One quality which today I think I hate is this Illusion of Intelligence. I have come to terms with the fact that I am STUPID …and well it took me guts to accept it. The day acceptance of my stupidity came in …life changed. The mind opened to new ideas and I felt like a child again. I wish and pray to God to never give me my intelligence back …bcos everything beautiful in life is stupid- the first crush, the love letters, the adrenaline rush to achieve the impossible, the smile of a child and well life itself …Life always boasts about its power …and then a thing as stupid as a death comes and puts every logic to end! Stupidity is effortless, stupidity is beautiful.
Fear and Inhibitions- This is a BIGGIE! Many men think they have this …but ----Guts is not about taking a broom and moving a lizard off the kitchen wall! It’s about believing in something which cannot be seen and working towards it to make it a reality. I realized I was always taught to be afraid and to doubt anything unknown and this created a lot of inhibitions in mind. Small things like “Room is dark, so don’t go there” …it slowly started making me a person who would rather not take up something for the fear of failure. I realized that somewhere the EGO to fail was so high that I always was looking at safer options where my “intelligence” would say I will succeed and hence keep me in a boring comfort zone. As my intelligence started depleting, the Ego went away. Without ego…there’s no fear of the world which will always pass judgments…and I realized a fact – anyways the world is too busy watching movies of others lives and eating caramel popcorn . The fear and inhibition has today evaporated along with my intelligence and it’s a lovely place to be in.
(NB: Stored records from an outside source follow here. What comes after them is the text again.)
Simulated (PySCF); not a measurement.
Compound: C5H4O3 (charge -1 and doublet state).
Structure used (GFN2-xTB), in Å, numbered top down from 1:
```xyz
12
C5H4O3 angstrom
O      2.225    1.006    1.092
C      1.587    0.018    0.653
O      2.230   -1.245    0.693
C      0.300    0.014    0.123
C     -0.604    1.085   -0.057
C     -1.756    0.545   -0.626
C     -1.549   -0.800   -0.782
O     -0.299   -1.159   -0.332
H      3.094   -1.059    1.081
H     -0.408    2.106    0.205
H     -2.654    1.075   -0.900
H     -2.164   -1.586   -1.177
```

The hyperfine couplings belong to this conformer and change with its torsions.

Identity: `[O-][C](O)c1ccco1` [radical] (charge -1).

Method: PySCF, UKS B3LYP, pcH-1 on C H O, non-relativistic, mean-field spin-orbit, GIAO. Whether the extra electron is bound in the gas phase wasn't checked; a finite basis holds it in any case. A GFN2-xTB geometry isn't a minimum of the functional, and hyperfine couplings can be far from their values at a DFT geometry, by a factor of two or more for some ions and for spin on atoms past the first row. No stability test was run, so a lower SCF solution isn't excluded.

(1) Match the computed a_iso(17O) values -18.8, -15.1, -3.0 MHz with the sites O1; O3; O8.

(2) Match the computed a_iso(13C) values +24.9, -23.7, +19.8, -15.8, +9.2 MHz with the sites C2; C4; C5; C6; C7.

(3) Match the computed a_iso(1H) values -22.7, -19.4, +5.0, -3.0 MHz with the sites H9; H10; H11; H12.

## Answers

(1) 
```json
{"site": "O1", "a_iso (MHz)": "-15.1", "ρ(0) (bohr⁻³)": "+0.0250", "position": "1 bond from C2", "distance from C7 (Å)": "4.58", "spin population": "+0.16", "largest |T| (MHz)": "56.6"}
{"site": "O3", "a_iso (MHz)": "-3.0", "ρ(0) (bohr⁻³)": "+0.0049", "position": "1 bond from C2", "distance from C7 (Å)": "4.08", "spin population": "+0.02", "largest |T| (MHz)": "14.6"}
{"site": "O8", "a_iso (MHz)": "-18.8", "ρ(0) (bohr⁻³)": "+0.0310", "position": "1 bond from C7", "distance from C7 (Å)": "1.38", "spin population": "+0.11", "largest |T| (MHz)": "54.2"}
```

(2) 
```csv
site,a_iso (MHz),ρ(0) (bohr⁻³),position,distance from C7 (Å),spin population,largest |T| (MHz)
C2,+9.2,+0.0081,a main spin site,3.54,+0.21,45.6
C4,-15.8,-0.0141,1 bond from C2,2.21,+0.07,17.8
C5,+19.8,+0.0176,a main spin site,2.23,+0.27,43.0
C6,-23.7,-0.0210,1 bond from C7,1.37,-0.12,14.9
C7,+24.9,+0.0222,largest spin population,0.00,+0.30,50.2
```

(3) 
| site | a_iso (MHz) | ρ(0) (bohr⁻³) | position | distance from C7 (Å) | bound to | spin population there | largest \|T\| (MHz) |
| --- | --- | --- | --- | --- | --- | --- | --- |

Hypocrisy and Judgments – Ahem Ahem! I always used to say “I don’t want it” because somewhere I knew “I cant get it”. The reason for “I cant get it” was simple “I cant move my @** to get it” ! The last one year I started thinking “Why Not”! Quite a paradigm shift for me. From a complete lazy hypocrite to a rather hardworking animal is what it takes to take the bull by the horn and make all the difference. I feel that the entire complicated wiring of my brain is now dismantled and I am left with like two simple wires – one which reads “I want it” and second “So Get it “ ! I was almost a PHD in Judging others and others success …I realized that Success is something which doesn’t require judgments...just action. It takes no effort to be a hypocrite, it takes some effort to judge …and it takes a LOT of effort to have walk past these two evils of the society and establish Success for oneself.
The last one year was difficult.... to break away from all the above…a big task. But as I look back …today it feels much lighter, much sorted out. Why am I writing all this – To Inspire ?? NAAH ! I believe No one in this world can get inspired by someone else. I am just writing because I am having a stupidity attack and I wanted to express the journey of the last one year … For me making my life a movie is exciting and It feels great to get back to blogging. Please ignore all the things and get back to caramel popcorn!!